Talk about the end of the world and everybody gets interested. The disciples were, too, when Jesus predicted some apocalyptic events. “Well,” they asked with faces a shade paler than they had been moments before, “when will all that bad stuff happen?” In answering them, Jesus gets even more vivid in predicting great and terrible things to come. But in reading this passage, I am struck by one of the quieter things he said: in verse 16 he says that the day would come when Jesus’ followers would be betrayed by even family members and friends.
And friends . . . We have an advantage over the disciples who first heard those words in that we’re able to glance across the page in our Bibles to see the heading for Luke 22: “Judas Agrees to Betray Jesus.” One wonders what thoughts flit through Judas’s mind when Jesus predicted that even friends would one day turn into betrayers. Did those words give Judas the idea? Probably not. He had been slouching in that direction within his heart for a while already. So did those words cause Judas to blush? To avert his eyes? To look down as his feet and shuffle his sandal in the dirt for a few moments?
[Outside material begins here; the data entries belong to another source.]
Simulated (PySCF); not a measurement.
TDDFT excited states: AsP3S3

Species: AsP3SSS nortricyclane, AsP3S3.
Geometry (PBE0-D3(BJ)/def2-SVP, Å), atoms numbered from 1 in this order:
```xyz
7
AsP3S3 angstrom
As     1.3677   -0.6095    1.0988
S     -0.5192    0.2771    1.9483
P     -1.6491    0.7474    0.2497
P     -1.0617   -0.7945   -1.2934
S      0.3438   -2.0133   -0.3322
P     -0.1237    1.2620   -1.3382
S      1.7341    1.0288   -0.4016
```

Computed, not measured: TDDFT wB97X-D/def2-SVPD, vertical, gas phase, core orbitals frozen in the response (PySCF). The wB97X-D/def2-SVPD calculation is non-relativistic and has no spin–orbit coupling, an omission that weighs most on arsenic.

Yes, we all like to focus on the big things, on the predictions that are apocalyptic in nature. But when you read Jesus’ words correctly in Luke 21 and in similar such passages in the gospels, you realize that it was not the distant horizon of history that was supposed to occupy our minds but times and events much, much closer to hand—in Jesus’ case, the events in question were quite literally within the reach of his arm to the spot where Judas stood. For Jesus, his words would have almost immediate resonance when one of his own friends would betray him to the authorities. But the rest of the disciples would not exactly have to wait until the roll was called up yonder by and by to experience moments of truth and terror when they, too, would have the choice to stand firm for their Lord or not.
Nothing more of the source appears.